Thursday, April 30, 2009

And Now For Something Completely Different: Wahoolazuma!


One of the few pleasures of being young in the 1980s was the thrill that came from wandering into a comics shop when the new comics came out. In those pre-internet days, you had no idea what the hell you were going to find. Similarly, if you went to another city and found a comics store you’d never seen before, you had the chance not only to pick up back issues not available in your home town, but also to be exposed to a new selection of titles. This mattered, because in the heady days around the alt-comics explosion of the mid-80s, all kinds of oddities flourished. Most of these books were awful, some were good, one or two were excellent, and many were just plain weird. One thinks of George Alec Effinger’s Neil & Buzz in Time and Space, or Arn Saba’s Neil the Horse — I don’t know how to begin describing these things.

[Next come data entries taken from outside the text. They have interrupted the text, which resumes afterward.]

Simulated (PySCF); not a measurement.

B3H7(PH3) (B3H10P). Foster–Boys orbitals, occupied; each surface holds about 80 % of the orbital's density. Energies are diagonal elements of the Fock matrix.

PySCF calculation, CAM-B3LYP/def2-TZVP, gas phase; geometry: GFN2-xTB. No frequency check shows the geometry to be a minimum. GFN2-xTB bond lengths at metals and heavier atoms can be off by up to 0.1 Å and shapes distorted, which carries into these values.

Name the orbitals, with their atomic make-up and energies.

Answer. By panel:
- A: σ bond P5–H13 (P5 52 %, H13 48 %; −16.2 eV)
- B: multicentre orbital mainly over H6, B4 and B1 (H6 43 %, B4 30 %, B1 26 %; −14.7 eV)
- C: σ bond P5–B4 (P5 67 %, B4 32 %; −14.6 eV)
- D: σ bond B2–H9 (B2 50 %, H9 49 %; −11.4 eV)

Even the popular books were almost self-consciously odd; I mean, Teenage Mutant Ninja Turtles? Really? And the more self-consciously artistically ambitious books were also made out of unexpected materials: Cerebus, combining parody of old Marvel Conan comics with the Marx Brothers and Canadian politics; or Love & Rockets, mixing magic realism and women’s wrestling and punk and Archie comics. But the point is, whatever the level of artistic or commercial success, you just had no idea what you’d find on a store’s shelves — you’d see some fifth-generation Elfquest knock-off beside a sensitive and realistic story of a young boy in the Depression wandering the country with a tramp calling himself the King of Spain, or a cheap comics bio of a heavy metal group beside a wise-ass story about Christ returning to earth to fight the world’s only super-hero, the Anti-Christ. I’m not saying the comics field was producing better material then than now, only a wilder mix of things; and, somehow, the fact that it was all contained within a single store — that comics specialty stores were the only place you’d find them, mixed in with Marvel and DC on the one hand and The Comics Journal on the other — gave this disparate collection of stuff a sense of unity, of cohesion.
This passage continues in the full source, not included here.